# Looking for information....



## Cleanupman (Nov 23, 2012)

INFORMATION GATHERING..............
Have any of you received a direct request to have applications downloaded to your cell phones for tracking purposes???
"To insure you're at the right property at the right date and time".....


----------



## Blonde25 (Dec 14, 2012)

Fas made it mandatory for CA a few years ago to recieve more work, I just started using the new AMS app, and its not too bad. Cuts my job in half But you can turn your location on or off.


----------



## Freddie (Jun 13, 2012)

Blonde25 said:


> Fas made it mandatory for CA a few years ago to recieve more work, I just started using the new AMS app, and its not too bad. Cuts my job in half But you can turn your location on or off.


What ams app?


----------



## ontimepres (Jan 4, 2013)

It's coming soon for SG Pres and REO vendors, inspectors are already using it.


----------



## Valley (Mar 12, 2013)

As a sub contractor i would not care what purpose it served. I nor my people are not direct employees. If they want to track someone they can get a dog


----------



## BPWY (Apr 12, 2012)

Tell em you don't have a dumb axx phone. No apps.


----------



## GTX63 (Apr 12, 2012)

Tell them all you have are Jitterbugs.


----------



## Splinterpicker (Apr 18, 2012)

the app is great no sorting and as Blondie said it is just a review of the jobs pix and an invoice uplosaded and you are DONE. Used to take 2 hours to size label and E mail photos back in the day. Most of you all don't have a clue, not diss'n yall but technology in this realm has made this industry nice !


----------



## Cleanupman (Nov 23, 2012)

The NPPG elected elected their Board of directors today and has issued a position papers on this subject....:innocent::innocent:
They will also be addressing members of congress and the US Senate with the papers....:whistling2::whistling2:
In addition I have posted on the daily update thread their first official press release.....:thumbup::thumbup::thumbup::thumbup:


----------



## Gypsos (Apr 30, 2012)

Splinterpicker said:


> the app is great no sorting and as Blondie said it is just a review of the jobs pix and an invoice uplosaded and you are DONE. Used to take 2 hours to size label and E mail photos back in the day. Most of you all don't have a clue, not diss'n yall but technology in this realm has made this industry nice !

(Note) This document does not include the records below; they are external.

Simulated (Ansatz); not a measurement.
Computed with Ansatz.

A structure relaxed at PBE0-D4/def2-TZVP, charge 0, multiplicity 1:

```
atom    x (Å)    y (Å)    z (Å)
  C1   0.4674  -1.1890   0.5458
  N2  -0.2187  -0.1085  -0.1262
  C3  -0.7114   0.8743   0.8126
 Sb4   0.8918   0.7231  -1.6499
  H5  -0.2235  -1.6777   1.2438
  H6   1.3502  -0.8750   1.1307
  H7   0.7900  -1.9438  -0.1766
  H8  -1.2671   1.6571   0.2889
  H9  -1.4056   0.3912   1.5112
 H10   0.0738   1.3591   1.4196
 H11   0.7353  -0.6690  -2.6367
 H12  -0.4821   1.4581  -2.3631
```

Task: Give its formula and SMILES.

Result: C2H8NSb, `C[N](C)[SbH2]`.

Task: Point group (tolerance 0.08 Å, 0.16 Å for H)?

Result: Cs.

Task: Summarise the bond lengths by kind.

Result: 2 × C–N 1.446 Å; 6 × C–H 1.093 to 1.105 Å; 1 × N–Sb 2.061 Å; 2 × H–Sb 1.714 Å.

Prove to me that this app is not collecting copies of my emails, text messages, my phone book or any other personal information and then maybe I will give it a few seconds consideration. 

It is none of there business when I leave my house, when and where I take lunch or anything else I do or when I do it for that matter. 

I am not an employee.


----------



## mtmtnman (May 1, 2012)

Splinterpicker said:


> the app is great no sorting and as Blondie said it is just a review of the jobs pix and an invoice uplosaded and you are DONE. Used to take 2 hours to size label and E mail photos back in the day. Most of you all don't have a clue, not diss'n yall but technology in this realm has made this industry nice !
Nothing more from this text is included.